PRAGUE – Czechia is ready to support a potential 5% of GDP defence spending goal at this June’s NATO summit in The Hague, Czech President Petr Pavel said.
“If the discussions in The Hague lead us to a consensus that it is necessary to spend up to 5% of GDP on defence, the Czech Republic is ready to support it,” Pavel told Czech journalists after meeting NATO Secretary General Mark Rutte on Wednesday (21 May).
The move would go well beyond NATO’s current 2% baseline, which Czechia met for the first time last year. Prime Minister Petr Fiala’s (ODS, ECR) government has already committed to hitting 3% by 2030, but Pavel says allies may need to go further.
“When you add up all the needs of the armed forces and all the requirements that arise in the defence planning cycle for the years 2025 to 2029 and translate them into figures, they amount to somewhere between 3.5 and 3.7% of GDP,” Pavel said. “It’s similar in other countries,” he added.

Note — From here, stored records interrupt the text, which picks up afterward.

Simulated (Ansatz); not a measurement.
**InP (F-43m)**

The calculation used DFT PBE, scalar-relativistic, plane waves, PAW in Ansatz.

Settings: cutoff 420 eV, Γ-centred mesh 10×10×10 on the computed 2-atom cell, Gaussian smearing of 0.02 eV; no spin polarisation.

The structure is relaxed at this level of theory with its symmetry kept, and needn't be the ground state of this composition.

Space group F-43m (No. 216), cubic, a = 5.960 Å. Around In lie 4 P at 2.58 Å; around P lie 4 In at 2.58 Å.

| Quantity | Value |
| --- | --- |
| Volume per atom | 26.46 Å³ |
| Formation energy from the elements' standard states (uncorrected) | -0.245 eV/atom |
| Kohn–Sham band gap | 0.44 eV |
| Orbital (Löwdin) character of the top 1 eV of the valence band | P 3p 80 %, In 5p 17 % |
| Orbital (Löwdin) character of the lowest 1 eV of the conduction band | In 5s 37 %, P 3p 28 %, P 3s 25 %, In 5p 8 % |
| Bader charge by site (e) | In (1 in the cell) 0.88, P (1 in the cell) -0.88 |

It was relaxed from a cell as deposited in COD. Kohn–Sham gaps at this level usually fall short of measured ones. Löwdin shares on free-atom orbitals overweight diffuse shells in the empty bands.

Still, he cautioned against starting with numbers alone. “We should definitely not start the debate by asking how many percent of GDP we should spend on defence, but rather by asking what we need to feel safe,” he warned.
Before becoming Czech president in 2023, Petr Pavel served as the chief of Czech armed forces and then also as the chairman of the NATO military committee.